The Insurance Contracts Amendment Act 2013 (Cth) (ICAA) finally received the Royal Assent on June 28, 2013, almost 10 years after the Howard Government first announced it would be undertaking a comprehensive review of the Insurance Contracts Act 1984 (ICA). The amendments will have a significant impact on the insurance industry and insurance brokers.
The key amendments are as follows:
- Section 13 of the ICA has been amended so that a breach of the duty of utmost good faith constitutes a breach of the ICA, and it extends to third party beneficiaries.
- The general duty of disclosure in Section 21 of the ICA has been amended so that the objective test of “reasonable person in the circumstances” is to be applied having regard to the:
- nature and extent of insurance cover to be provided under the relevant insurance policy; and
- the class of persons ordinarily expected to apply for such insurance.
This amendment does not take effect until December 28, 2015, and only applies to contracts that are entered into or renewed after this date, providing a transition period for the industry and brokers to take on board the implications of the amendment.
- Insurers now have more onerous obligations regarding informing an insured of the nature and effect of the duty of disclosure prior to the policy being entered into. Section 22 of the ICA has been extended to require an insurer to inform an insured of:
- the general nature and effect of the duty of disclosure; and
- that the duty of disclosure applies up until the proposed contract is entered into.
If there is a period of more than two months between the last disclosure and the commencement of the contract, an insurer must give the insured a reminder notice stating that the duty of disclosure applies. Where an insurer fails to do this, it is unable to deny coverage if an insured has failed to comply, except in cases of fraud.
- One of the most expected but significant changes by the ICAA is the extension of the rights and obligations conferred on third party beneficiaries. In addition to extending the duty of utmost good faith to third party beneficiaries, the ICAA has:
- Extended to third party beneficiaries the right to request an insurer inform them in writing whether the insurer admits the policy applies to the claim, and if so, whether the insurer proposes to conduct, on behalf of the insured, the negotiations in any legal proceedings on their behalf.
- Clarified section 48(2) so as to make it clear that an insurer may raise, as against the third party beneficiaries, a defence based upon the conduct of the insured (such as non-disclosure or breach of conditions).
- Extended section 51 so the third party can exercise similar rights in relation to a third party beneficiary covered under the relevant policy.

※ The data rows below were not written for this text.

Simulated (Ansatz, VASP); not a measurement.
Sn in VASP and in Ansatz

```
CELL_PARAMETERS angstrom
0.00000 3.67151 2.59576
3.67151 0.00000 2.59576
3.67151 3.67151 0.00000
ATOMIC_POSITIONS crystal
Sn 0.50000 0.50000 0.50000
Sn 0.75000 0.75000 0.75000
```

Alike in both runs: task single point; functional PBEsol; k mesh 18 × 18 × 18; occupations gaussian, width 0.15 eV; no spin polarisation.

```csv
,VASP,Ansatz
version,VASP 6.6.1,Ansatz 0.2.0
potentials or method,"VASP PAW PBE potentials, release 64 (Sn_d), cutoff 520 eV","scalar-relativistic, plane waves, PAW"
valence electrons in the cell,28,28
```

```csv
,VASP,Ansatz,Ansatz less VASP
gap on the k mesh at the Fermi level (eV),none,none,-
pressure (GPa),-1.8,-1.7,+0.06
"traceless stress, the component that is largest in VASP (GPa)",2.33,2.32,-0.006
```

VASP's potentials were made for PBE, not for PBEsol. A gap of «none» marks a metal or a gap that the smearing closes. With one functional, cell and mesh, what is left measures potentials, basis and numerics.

- The ICAA has repealed the existing provision of the ICA dealing with subrogation and inserted a new section 67 which provides that the person who funds the recovery has a priority over the proceeds of the recovery to the extent of its payments and the costs of the recovery action, with the balance to be paid to the non-funding party. This regime applies equally to third party beneficiaries. It is also subject to any agreement to the contrary either contained in the policy or entered into subsequent to the loss.
- Whereas previously the Australian Securities and Investments Commission (ASIC) only had general authority to administer the ICA, ASIC is now able to intervene in a proceeding arising under the ICA, and be represented in that proceeding. In relation to a breach of the duty of utmost good faith by an insurer, it may vary, suspend, revoke or cancel an Australian financial services licence or ban an insurer from providing financial services.
Going forward insurers need to be aware of the more onerous disclosure notice obligations imposed by section 22 and whether their existing claims procedures and documentation comply. The amendment favours insureds by providing ongoing obligations on insurers to follow up on disclosure documents whether directly or via insurance intermediaries. However the changes will provide all parties with greater clarity around the disclosure requirements particularly where there is a delay from initial application to agreement as to terms.
Insurers and brokers also need to be aware of their increased risk exposure through the expansion of the rights of third party beneficiaries.
It will remain to be seen whether the amendments to section 21 will mean that the reasonable person in the circumstances test will be applied more consistently by the Courts, particularly as the factors to be considered are non-exhaustive, and raises the question of what other factors should be considered.